United Dead Nations is a project of memory in times of post-history. Its locus is chosen to be the former Yugoslav, now Serbian Pavilion—seen from the venue’s own historical perspective of national and state order, political movements and crises experienced from the time of the Pavilion’s foundation at the Venice Biennale in 1938 until today. Through a floor installation, the artist Ivan Grubanov will examine ideological, political and cultural terms of “nation/state/state of nations,” and the process of their creation, rule and disappearance. This process is symbolically represented through various ritualistic and artistic interventions made on flags of countries, which have, due to political upheavals, stopped existing as such since the founding of the Venice Biennale in 1895: the Austro-Hungarian Empire (1867–1918), the Ottoman Empire (1299–1922), Gran Colombia (1819–1930), Tibet (1913–51), United Arab Republic (1958–71), South Vietnam (1955–75), German Democratic Republic (1949–90), USSR (1922–91), Czechoslovakia (1918–92) and Yugoslavia (1918–2003). 

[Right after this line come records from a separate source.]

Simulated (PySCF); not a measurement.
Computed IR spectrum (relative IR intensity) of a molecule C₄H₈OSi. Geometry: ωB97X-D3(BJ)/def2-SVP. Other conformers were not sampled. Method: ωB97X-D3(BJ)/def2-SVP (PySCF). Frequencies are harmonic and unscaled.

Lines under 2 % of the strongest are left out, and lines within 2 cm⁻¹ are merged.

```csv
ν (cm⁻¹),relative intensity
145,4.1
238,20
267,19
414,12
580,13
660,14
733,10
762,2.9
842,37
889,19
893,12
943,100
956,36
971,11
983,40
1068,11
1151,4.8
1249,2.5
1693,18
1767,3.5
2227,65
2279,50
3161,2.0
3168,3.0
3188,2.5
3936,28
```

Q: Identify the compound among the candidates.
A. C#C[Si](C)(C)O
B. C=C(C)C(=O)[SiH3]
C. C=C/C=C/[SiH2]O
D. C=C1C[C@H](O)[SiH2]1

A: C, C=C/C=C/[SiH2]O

The project’s title United Dead Nations introduces a pun on the UN organization’s title on associative and poetic levels, but also a connection with the historical and cultural paradigm of the Venice Biennale, a unique gathering of “united artistic nations.” One of the achievements of the Biennale has been (or was) to bring together contemporary art and the national-state representation through organizing national pavilions and presentations, thus appearing as a microcosm of the unbreakable bond between art and the politics of a bygone era of the Modern. By deconstructing the concept of national-state representation, one might instigate a discourse on the meaning of the term “nation” in post-global age, when the national state retreats before the trans-national and supra-national forms of organizing—conglomerates, political, military and economic alliances which represent huge concentrations of power and influence. 

Ivan Grubanov (b. 1976 in Belgrade) received education at the Painting Department of the Belgrade Academy of Fine Arts, the Rijksakademie van beeldende kunsten in Amsterdam, Delfina Studios in London, Casa de Velazquez in Madrid and University of Leuven – KU Leuven. Grubanov’s ideas and his work achieve independence over political speech through artistic and critical interpretation of historical memory, and thus evade the unwanted banalization of artistic speech. They negate the concept of the work of art as a closed, static aesthetic object, while maintaining the identity of an autochthonous analytical and critical post-painterly practice of the open system of interpretation. With the series of drawings Visitor (2002–04), made during the Slobodan Milošević’s trial at the International Court of Justice in the Hague, he made a break-through on the international art scene. His work has been exhibited in numerous solo, group, and biennial exhibitions worldwide since 1997 (Salon of the Museum of Contemporary Art, Belgrade, the 10th Istanbul Biennial, Witte the With in Rotterdam, Stedelijk Museum in Amsterdam, and many more), as well as awarded by several artistic and scholarly awards. 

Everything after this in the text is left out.